Two more major retailers pull orange roughy off shelves


Greenpeace says the Government must stop fishing orange roughy, after two more major international retailers confirmed they’ve dropped the fish from sale due to sustainability concerns.
Orange roughy is caught by destructive bottom trawling, and three of the eight stocks in New Zealand waters where the species is caught have been fished to collapse and closed after numbers reached critical levels.

“The rest of the world is saying “no thanks” to our unsustainable seafood, but our Government insists on continuing to exploit it,” said Karli Thomas, Greenpeace New Zealand oceans campaigner.

Last week Trader Joes, a USA chain with over 300 supermarkets, confirmed it had discontinued sales of orange roughy "based on customer feedback and in support of work to source sustainable seafood."(1)

Last month Canada’s largest retail chain, Loblaw, confirmed it had stopped stocking orange roughy and Patagonian toothfish for similar reasons.(2) Since the start of 2009 four Canadian supermarket chains have stopped selling orange roughy and one has removed hoki from sale. Hoki is also caught by destructive bottom trawling.

Last year Waitrose, the UK supermarket chain used by the royal family, announced it no longer stocked New Zealand caught hoki as it failed to meet the store’s sustainability policy prompting headlines reading “No hoki for Queen”.(3)

“While we continue to fish using destructive fishing methods and pretend the quota system takes care of everything, our industry and officials will increasingly find themselves in damage control mode internationally,” said Thomas.

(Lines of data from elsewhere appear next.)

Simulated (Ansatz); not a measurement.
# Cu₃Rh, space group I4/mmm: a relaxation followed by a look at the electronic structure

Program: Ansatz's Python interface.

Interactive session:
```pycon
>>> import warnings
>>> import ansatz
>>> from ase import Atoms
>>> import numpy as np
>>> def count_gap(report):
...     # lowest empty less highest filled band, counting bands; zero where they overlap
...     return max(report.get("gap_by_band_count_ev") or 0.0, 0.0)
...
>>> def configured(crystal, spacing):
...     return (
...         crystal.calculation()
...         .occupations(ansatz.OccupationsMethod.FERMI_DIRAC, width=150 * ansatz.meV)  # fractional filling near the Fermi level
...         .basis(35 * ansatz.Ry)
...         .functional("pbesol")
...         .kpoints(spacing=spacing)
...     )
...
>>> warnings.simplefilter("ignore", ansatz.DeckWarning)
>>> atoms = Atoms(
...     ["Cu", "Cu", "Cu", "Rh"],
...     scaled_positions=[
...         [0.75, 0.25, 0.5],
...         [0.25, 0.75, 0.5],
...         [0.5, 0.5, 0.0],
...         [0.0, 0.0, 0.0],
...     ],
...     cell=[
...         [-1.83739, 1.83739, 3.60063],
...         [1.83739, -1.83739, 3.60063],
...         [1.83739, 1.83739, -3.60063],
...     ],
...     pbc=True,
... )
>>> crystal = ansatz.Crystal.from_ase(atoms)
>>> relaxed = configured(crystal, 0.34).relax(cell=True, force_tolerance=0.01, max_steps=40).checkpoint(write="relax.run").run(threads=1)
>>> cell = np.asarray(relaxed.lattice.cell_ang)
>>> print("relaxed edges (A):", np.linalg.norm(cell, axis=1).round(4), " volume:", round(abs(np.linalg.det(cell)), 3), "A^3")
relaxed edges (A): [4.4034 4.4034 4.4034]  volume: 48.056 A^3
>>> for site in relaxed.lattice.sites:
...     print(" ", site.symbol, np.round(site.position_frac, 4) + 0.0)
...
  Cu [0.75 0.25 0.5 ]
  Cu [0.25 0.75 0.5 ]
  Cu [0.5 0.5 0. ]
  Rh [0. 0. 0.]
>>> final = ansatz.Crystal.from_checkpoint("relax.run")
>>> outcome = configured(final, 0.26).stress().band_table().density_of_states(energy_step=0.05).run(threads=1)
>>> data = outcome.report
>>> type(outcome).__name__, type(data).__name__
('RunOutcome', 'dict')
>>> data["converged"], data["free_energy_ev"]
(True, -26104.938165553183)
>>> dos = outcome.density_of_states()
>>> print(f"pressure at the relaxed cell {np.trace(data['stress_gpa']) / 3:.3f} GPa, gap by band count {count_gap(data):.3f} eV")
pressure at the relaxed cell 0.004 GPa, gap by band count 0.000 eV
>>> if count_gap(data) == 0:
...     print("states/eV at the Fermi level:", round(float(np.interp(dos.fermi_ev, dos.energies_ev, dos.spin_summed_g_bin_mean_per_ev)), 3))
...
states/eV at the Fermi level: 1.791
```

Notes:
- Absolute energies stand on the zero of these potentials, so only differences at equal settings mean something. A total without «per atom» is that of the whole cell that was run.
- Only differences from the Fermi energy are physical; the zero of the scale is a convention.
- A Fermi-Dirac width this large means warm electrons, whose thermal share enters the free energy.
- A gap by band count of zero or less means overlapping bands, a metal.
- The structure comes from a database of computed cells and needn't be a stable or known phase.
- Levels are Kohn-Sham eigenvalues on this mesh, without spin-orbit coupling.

Neither of New Zealand supermarket chains, Progressive Enterprises and Foodstuffs, has introduced sustainable seafood policies. Both sell orange roughy.(4)

“New Zealanders are being short-changed by our government and our supermarkets when it comes to seafood. Sustainable seafood policies make environmental sense, and they make economic sense, in both the short and the long term,” said Thomas.